A court in Ukraine has banned what had been set to be the country’s first gay pride rally, for fear that it will spark violence.
The district court of Kiev on Thursday made the ruling to ban the gay pride demonstration. The court upheld a lawsuit by city authorities, who had argued that the rally could cause disturbance to annual Kiev Day celebrations, and could set off violence in the city.
Organisers last year cancelled the event at the last minute, as anti-gay protesters gathered at the planned location for the rally, and had intended to attack participants. Subsequently, members of radical groups attacked two leading gay activists.
This news comes shortly after Amnesty International published a report urging the Ukrainian Government to introduce legislation to tackle discrimination based on gender identity and sexual orientation, following a number of attacks.
Last week, a bill to protect gay Ukrainian workers from discrimination based on their sexual orientation was dropped by the country’s parliament, as hundreds of anti-gay protesters gathered to demonstrate against it.

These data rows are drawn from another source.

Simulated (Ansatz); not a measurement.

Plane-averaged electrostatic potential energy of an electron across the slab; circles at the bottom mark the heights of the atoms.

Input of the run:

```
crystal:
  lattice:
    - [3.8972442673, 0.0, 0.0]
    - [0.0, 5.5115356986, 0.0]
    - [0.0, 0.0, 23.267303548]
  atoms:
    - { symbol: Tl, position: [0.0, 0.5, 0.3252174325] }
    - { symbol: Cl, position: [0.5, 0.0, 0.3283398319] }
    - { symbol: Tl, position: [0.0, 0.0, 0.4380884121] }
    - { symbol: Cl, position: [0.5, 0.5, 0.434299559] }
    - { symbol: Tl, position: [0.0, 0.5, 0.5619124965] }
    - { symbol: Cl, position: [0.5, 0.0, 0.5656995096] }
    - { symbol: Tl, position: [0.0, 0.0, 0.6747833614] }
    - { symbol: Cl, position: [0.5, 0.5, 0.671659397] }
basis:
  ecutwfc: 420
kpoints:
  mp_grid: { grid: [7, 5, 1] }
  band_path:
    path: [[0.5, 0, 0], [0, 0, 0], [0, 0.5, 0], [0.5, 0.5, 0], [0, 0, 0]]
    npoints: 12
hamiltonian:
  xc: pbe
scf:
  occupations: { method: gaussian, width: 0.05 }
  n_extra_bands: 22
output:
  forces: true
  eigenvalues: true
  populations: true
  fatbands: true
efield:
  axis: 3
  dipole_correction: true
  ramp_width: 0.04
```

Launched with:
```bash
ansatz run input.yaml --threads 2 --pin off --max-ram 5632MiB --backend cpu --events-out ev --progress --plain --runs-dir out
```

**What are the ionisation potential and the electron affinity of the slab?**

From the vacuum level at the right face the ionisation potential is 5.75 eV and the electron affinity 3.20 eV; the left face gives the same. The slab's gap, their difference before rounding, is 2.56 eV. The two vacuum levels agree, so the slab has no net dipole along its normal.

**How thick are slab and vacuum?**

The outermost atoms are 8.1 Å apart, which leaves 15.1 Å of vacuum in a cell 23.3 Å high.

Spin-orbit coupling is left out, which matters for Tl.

Ukraine is currently governed by the Party of Regions political party who is strongly pro-Russia. Russia is currently passing laws which restrict the freedoms of LGBT citizens, something that the Ukrainian Parliament also examined.
In a 2007 poll 5.7% of Ukrainians said that “gay lifestyles” were acceptable and only 4.7% of Ukrainians stated that they thought same-sex marriage in the country was a priority.